If you can't change what you sell, you absolutely need to change how you sell it.
In marketing, one definition of “brand loyalty” is a consumer’s commitment to repurchase or otherwise continue using a brand that’s demonstrated by repeated buying of a product or service or other positive behaviors such as word of mouth advocacy.*
"Put the right price on a product and anyone can sell anything to anybody — once. That doesn't create loyalty. It tells the customer he got a great deal," says Scott Deming.
Defining brand loyalty is easy. Making it happen is another matter altogether.
During the Farm Equipment Manufacturer’s Assn. meeting last fall in Dallas, one of the speakers told the audience that if they wanted farmers to be loyal to their equipment brands, their salespeople needed to stop focusing on the features and benefits of the products they were selling.
That speaker was Scott Deming, a professional speaker, trainer, author and president of Scott Deming’s ESP. In 2003, he sold Ryan Communications, a multi-million dollar, multi-office advertising and marketing agency, and began training companies how to create sustainable success and build cult-like brands.
Among his clients have been at least two of the major farm equipment manufacturers along with some of the biggest worldwide seed and fertilizer companies. “I understand the ag business and the distribution channel from manufacturer through the dealer,” he says.

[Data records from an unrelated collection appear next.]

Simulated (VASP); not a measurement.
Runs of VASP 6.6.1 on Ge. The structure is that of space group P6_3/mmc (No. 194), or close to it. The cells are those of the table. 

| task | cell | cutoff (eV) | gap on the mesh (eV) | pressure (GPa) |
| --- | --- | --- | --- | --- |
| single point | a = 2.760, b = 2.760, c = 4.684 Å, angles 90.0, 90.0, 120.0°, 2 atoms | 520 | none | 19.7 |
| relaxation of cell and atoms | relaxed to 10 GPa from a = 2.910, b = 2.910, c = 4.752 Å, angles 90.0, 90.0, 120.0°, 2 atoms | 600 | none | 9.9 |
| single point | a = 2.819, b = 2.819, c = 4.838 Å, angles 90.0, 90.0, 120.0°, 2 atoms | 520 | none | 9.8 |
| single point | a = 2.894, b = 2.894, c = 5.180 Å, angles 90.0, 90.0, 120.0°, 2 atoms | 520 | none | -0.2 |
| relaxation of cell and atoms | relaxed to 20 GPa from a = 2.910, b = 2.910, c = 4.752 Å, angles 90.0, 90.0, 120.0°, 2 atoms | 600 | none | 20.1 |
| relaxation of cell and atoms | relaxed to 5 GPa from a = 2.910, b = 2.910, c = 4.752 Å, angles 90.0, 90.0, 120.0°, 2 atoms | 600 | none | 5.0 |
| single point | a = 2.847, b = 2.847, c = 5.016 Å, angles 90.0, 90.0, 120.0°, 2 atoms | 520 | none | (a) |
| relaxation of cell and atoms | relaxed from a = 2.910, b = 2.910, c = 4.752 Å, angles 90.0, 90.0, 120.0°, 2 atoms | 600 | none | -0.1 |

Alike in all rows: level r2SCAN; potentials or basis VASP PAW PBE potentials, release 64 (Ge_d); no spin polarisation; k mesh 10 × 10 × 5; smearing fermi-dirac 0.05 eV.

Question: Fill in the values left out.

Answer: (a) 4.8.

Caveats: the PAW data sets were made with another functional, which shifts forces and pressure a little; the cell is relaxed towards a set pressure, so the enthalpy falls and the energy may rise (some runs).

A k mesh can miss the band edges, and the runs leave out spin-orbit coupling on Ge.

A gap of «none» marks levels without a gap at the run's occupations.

In a follow-up telephone conversation with Deming, I posed a comment and a question: “Any good sales person knows that customers need and want to know about the features and benefits of a product, right?”
“Everybody thinks it’s all about features, benefits and the contract,” he says. “It’s not.”
To demonstrate his point, Deming told of a project he worked on with the seed division of a major ag-based company. “All they talked about was price. They believed if their seed was 50 cents a bushel higher than the competitors, they would lose a lot of business.”
Deming began calling farmers to get their feedback, and recalls a conversation with one producer that tells the real story of brand loyalty.
“This farmer had been with the same salesperson for several years even while she moved to three different companies. She worked closely with this farmer and his family, and he said, ‘I would never throw her under the bus for 50 cents a bushel.’
“I asked him, what would be the one thing — if there was one thing — that would cause you to move all of your business to the company I’m working with?
“He said, ‘I’ve been doing this for a long time. If somebody from your company came into my house and sat down with my wife and me, and asked what would it take to make my family life better, not just my farm; if they showed how me their product would allow me to spend more time with my family, take some vacations and make enough money so I can do what I want to do, that’s the company I’m going with.
“‘But all they do is talk about price per bushel and fertilizer here and fertilizer there. I want someone to help solve my problems. Those are people I want to work with.’”
With that, Deming says, “They weren’t focusing at all on culture and service and customer experience. Starbucks didn’t become what it is because of its coffee. In fact, its coffee is rated third best behind Dunkin’ Donuts and McDonald’s. It’s the experience of going into a Starbucks that made them money. They charge more because people are willing to pay for the experience.
“If all you do is market the brand that you’re selling and focus on the stuff that you sell, you have commoditized yourself right along with your product,” Deming says. “If you put the right price on it, anybody can sell anything to anybody — once. That doesn’t create loyalty. All it does is tell the customer he got a great deal.
“The fact is I can get your stuff anywhere. As a dealer, you need to figure out a way to get farmers not to remember what they bought, but to remember who they bought it from.”
While discussing the results of the Farm Equipment/Farm Progress equipment brand loyalty survey, and farmers rating “better parts availability” as their number one priority, Deming said, “You need to think through their responses.
“You need to understand, when they say ‘better parts availability,’ what that means is reliability, which means I don’t have to worry, which means I can sleep at night, which means that when I call you, I trust in my heart and soul that you’re going to be there for me.”
*Dick, Alan S. and Kunal Basu (1994), “Customer Loyalty: Toward an Integrated Conceptual Framework,” Journal of the Academy of Marketing Science, 22 (2), 99-113.